Haven’t met Prince but been to his club. I am a fan of Prince as well.
Have you given up on Twitter?
Not yet. It would be easier if I had more time.
Apart from creating some of the most inventive and interesting artwork I have ever seen, what do you like to do in your free time?
I like to bike and check out live music.
— ABOUT THE ARTIST —
You create these splendid pieces for Threadless, shirt.woot!, TeeFury and possibly more that I don’t know about. What percentage of your non-work creative time do you spend on designing t-shirts?
I spend a majority of my time crafting ideas. If the idea feels right for a shirt then it goes on a shirt. If it feels right for a flier then it goes on a flier. I tend to jump from medium to medium and really let the concept push the execution.
You’re an art director. So I am guessing that entails the occasional doodle. What are the differences in creating art for work and art for t-shirts?
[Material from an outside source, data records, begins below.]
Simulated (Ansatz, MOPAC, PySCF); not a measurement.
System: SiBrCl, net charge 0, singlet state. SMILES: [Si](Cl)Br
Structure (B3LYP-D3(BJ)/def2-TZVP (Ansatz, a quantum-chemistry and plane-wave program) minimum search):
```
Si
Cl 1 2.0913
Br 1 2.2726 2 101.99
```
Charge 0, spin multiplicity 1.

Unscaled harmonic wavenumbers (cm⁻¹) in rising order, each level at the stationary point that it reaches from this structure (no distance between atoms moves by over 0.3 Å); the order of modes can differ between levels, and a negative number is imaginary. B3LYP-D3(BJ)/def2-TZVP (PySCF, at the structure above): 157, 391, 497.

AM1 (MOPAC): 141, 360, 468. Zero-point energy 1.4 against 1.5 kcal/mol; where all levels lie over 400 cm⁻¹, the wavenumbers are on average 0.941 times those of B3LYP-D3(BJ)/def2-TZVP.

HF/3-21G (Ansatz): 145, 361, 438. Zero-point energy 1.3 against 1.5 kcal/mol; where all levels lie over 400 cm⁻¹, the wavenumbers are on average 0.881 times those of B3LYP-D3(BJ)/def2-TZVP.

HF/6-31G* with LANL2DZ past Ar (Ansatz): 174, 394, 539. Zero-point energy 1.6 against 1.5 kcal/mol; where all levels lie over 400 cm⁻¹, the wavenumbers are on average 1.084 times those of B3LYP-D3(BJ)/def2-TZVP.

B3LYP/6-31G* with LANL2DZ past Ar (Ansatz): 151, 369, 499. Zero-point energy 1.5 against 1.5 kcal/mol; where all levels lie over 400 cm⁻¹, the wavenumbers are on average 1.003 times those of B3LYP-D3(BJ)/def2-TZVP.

Art Direction requires many different skills. You must not only answer the issues at hand creatively but you have to bring them to life. That could require you to be a writer, director, photographer, illustration, etc. Sitting down to create a t-shirt requires an idea and an execution. Two very different approaches especially when you are your own client.
What’s your favorite medium?
Anything that I haven’t worked with yet. Nothing is more exciting then working with a medium I haven’t tried yet.
I have a feeling you could create art from almost anything. So imagine you are at home. No electricity ie. no computer. Some art supply perv has stolen all your pens, pencils, paints, crayons, Play-Doh, paper (except toilet paper, he’s not that weird) and err..(probably should have put the and before paper) emmmm… protractor sets. And you just really need to get your art fix on. What would you use? What would you make?
I am pretty sure I could walk around the house and gather up random things from the tool box to the kitchen cabinets. Nobody could really prevent me from creating things.
Where do you get your inspiration?
I am always finding new things that inspire me. I don’t own a smart phone so I have nothing to stare at while I am walking around or on a bus so I just constantly jot things down in my little book. I love awkward conversations and bad jokes.
I love those fliers you do. You know, the missing or wanted fliers posted on your lamp-post/telephone pole/incredibly straight tree. I showed one to my mum (that’s mom in American English) last night. I don’t think she got it but it still made her laugh. When and why did you start doing those?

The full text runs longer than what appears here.